WITH combined ( invoice_number, reference, i_amt, i_total, p_amt, p_total, total ) AS (
SELECT invoice_number,
NULL,
i_amount,
SUM( i_amount ) OVER ( ORDER BY creation_date, i_id ),
NULL,
NULL,
SUM( i_amount ) OVER ( ORDER BY creation_date, i_id )
FROM invoices
UNION ALL
SELECT NULL,
reference,
NULL,
NULL,
p_amount,
SUM( p_amount ) OVER ( ORDER BY received_date, p_id ),
SUM( p_amount ) OVER ( ORDER BY received_date, p_id )
FROM payments
ORDER BY 7,
2 NULLS LAST,
1 NULLS LAST
),
filled ( invoice_number, reference, i_prev, i_total, p_prev, p_total ) AS (
SELECT FIRST_VALUE( invoice_number ) IGNORE NULLS OVER ( ORDER BY ROWNUM ROWS BETWEEN CURRENT ROW AND UNBOUNDED FOLLOWING ),
FIRST_VALUE( reference ) IGNORE NULLS OVER ( ORDER BY ROWNUM ROWS BETWEEN CURRENT ROW AND UNBOUNDED FOLLOWING ),
FIRST_VALUE( i_total - i_amt ) IGNORE NULLS OVER ( ORDER BY ROWNUM ROWS BETWEEN CURRENT ROW AND UNBOUNDED FOLLOWING ),
FIRST_VALUE( i_total ) IGNORE NULLS OVER ( ORDER BY ROWNUM ROWS BETWEEN CURRENT ROW AND UNBOUNDED FOLLOWING ),
FIRST_VALUE( p_total - p_amt ) IGNORE NULLS OVER ( ORDER BY ROWNUM ROWS BETWEEN CURRENT ROW AND UNBOUNDED FOLLOWING ),
COALESCE(
p_total,
LEAD( p_total ) IGNORE NULLS OVER ( ORDER BY ROWNUM ),
LAG( p_total ) IGNORE NULLS OVER ( ORDER BY ROWNUM )
)
FROM combined
),
vals ( invoice_number, reference, upa, oia, prev_invoice ) AS (
SELECT invoice_number,
reference,
COALESCE( LEAST( p_total - i_total ) - GREATEST( p_prev, i_prev ), 0 ),
GREATEST( i_total - p_total, 0 ),
LAG( invoice_number ) OVER ( ORDER BY ROWNUM )
FROM filled
)
SELECT invoice_number,
reference,
upa AS used_pay_amount,
oia AS open_inv_amount
FROM vals
WHERE upa > 0
OR ( reference IS NULL AND invoice_number <> prev_invoice AND oia > 0 );
Explanation:
The combined sub-query factoring clause joins the two tables with a UNION ALL and generates the cumulative totals for the amounts invoiced and paid. The final thing it does is order the rows by their ascending cumulative total (and if there are ties it will put the payments, in order created, before the invoices).

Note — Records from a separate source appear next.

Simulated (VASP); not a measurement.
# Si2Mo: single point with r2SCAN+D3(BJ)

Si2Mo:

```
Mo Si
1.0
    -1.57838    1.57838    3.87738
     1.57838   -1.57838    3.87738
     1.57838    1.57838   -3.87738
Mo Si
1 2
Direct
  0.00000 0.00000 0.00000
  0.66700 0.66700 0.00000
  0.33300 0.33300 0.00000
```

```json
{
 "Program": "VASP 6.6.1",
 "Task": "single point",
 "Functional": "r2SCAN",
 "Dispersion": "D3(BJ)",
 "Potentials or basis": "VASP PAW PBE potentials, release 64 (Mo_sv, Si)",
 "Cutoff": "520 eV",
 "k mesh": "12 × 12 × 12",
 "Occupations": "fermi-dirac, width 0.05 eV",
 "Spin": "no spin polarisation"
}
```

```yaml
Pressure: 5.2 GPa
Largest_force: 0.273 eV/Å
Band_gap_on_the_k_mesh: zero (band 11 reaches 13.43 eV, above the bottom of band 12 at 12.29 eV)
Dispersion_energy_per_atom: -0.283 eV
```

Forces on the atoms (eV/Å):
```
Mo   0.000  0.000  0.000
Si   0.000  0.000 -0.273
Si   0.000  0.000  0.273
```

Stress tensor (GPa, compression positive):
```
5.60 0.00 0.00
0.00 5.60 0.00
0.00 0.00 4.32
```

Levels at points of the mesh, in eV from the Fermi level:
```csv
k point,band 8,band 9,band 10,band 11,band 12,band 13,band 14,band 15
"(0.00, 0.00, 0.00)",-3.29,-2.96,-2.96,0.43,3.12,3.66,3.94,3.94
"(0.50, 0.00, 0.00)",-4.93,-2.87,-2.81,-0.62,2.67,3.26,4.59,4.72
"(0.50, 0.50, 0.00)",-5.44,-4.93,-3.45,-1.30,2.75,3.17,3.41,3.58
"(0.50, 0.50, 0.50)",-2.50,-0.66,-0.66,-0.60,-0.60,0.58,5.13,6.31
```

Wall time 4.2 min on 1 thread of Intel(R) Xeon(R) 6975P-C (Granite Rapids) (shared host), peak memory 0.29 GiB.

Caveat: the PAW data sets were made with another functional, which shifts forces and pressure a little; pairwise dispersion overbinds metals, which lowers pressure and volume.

The filled sub-query factoring clause will fill the previously generated table so that if a value is null then it will take the value from the next non-null row (and if there is an invoice with no payments then it will find the total of the previous payments from the preceding rows).
The vals sub-query factoring clause applies the same calculations as my previous query (see above). It also adds the prev_invoice column to help identify invoices which are entirely unpaid.
The final SELECT takes the values and filters out the unnecessary rows.
Here is a solution that doesn't require a join. This is important if the amount of data is significant. I did some testing on my laptop (nothing commercial), using the free edition (XE) of Oracle 11.2. Using MT0's solution, the query with the join takes about 11 seconds if there are 10k invoices and 10k payments. For 50k invoices and 50k payments, the query took 287 seconds (almost 5 minutes). This is understandable, since joining two 50k tables requires 2.5 billion comparisons.
The alternative below uses a union. It uses lag() and last_value() to do the work the join does in the other solution. This union-based solution, with 50k invoices and 50k payments, took less than 0.5 seconds on my laptop (!)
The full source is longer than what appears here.